6.Teaching Grammar


  • AIMS: (1) to communicate efficiently (2) to empower the student by freeing him from a dependency on context and the limitations of a purely lexical categorization of reality

  • KNOWLEDGE OF GRAMMAR
  1. Definition: (David Crystal) (1) = a systemic description of language (2) = the way words and their component parts combine to form sentences (3) = a device for generating a finite specification of the sentences of a language.
  2. History of Grammar
    1. Prescriptive: Traditional Grammar
    2. Descriptive: Structural and Generative Grammar
    3. Rules of Grammar vs. Rules of Usage

  • KNOWLEDGE OF TEACHING GRAMMAR
AIM: to ensure that Ss are communicatively efficient with the grammar they have at their level.
  1. Grammar as means not end.
    1. From meaning to form (rather than vice-versa) reflected in notional-functional syllabuses and classroom practice.
    2. Errors accepted as natural
  2. Grammatical component of efficient communication consists of:
    1. Formal Fluency: (A) Knowledge of how forms combine to make up the structures of the language
(B) Skill to combine these forms unhesitatingly.
    1. Functional Fluency: (A) Knowledge of relationships between forms and meanings
(B) Skill to choose and use an appropriate form unhesitatingly.
  1. Methods available to us:
3.1 Analysis
    1. Controlled practice
    2. Exposure

  1. Two routes to the acquisition of the grammar of a second language: (A) Formal analysis + (B) Exposure > Practice + Fluency (formal + functional)

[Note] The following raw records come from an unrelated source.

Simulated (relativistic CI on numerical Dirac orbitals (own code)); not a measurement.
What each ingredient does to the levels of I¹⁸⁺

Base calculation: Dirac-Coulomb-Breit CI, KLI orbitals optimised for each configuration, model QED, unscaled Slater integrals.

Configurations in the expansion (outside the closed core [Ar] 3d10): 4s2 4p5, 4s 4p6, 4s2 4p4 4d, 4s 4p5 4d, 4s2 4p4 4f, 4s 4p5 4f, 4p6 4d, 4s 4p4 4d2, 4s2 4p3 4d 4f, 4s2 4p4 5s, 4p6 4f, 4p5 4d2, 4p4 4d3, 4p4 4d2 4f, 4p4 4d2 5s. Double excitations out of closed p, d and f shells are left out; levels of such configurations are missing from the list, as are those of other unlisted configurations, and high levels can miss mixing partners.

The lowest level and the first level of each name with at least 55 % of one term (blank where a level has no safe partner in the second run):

  1. Two ways leading to the understanding of Grammar:
    1. Induction: from particular to general truth
    2. Deduction: from general truth to particular situations
    3. Induction-deduction; Deduction-induction.


  • CLASSROOM OBSERVATION: GRAMMAR

1. If the teacher presents a new grammatical item: How was the meaning got across to the students? How much explicit attention to form was there? Was the approach inductive or deductive?
2. Was there a progression from controlled to free practice? What types of activities were used? How much variety was there?
3. How much interaction was there between students? How early in the lesson did it first occur?
4. What evidence was there by the end of the lesson that the students had learned something?
  1. Any other interesting features?

  • Reflection as Exercise:
1. Think of ways to make grammar practice activities less of a chore and more of an enjoyable challenge.
2. Lessons based on the PPP Approach fit within the category of ‘logical line’ lessons. So, what is your opinion on the ratio of Presentation and Self-directed discovery approaches in the language class?
3. Most lessons involving work on grammar are built from three basic components: (1) Clarification and focus, (2) Restricted use activities and (3) Authentic use. Think of example activities and tools and techniques enabling the ARC perspective on the grammar class.
4. Language acquisition research (Krashen, Ellis) and recent methodological studies (Lewis) acknowledge the place of thinking about and talking about language in the language process. Does this cohere with what type of approach?
5. What approach do you appreciate the tradition of grammar teaching in Romanian ELT used to align with?
6. Uncover the principles underlying the ‘layered’ acquisition of new language or the ‘spiral’ approach.
7. Find examples, from the textbook in use, of concept questions used to help students ‘observe’ or ‘notice’ a new grammar point or check whether the concept is internalized (consciousness-raising questions).
8. Language Focus boxes in the series Pathway to English offer support with language-experimenting activities. Discuss the usefulness of such prompts in the economy of a language class.
9. Devise a grammar scenario for introducing future perfect (level: intermediate; grade: 8; No: 25).
10. Discuss the efficiency of such language-experimenting activities such as multiple choice, gap filling, error correction, rephrasing.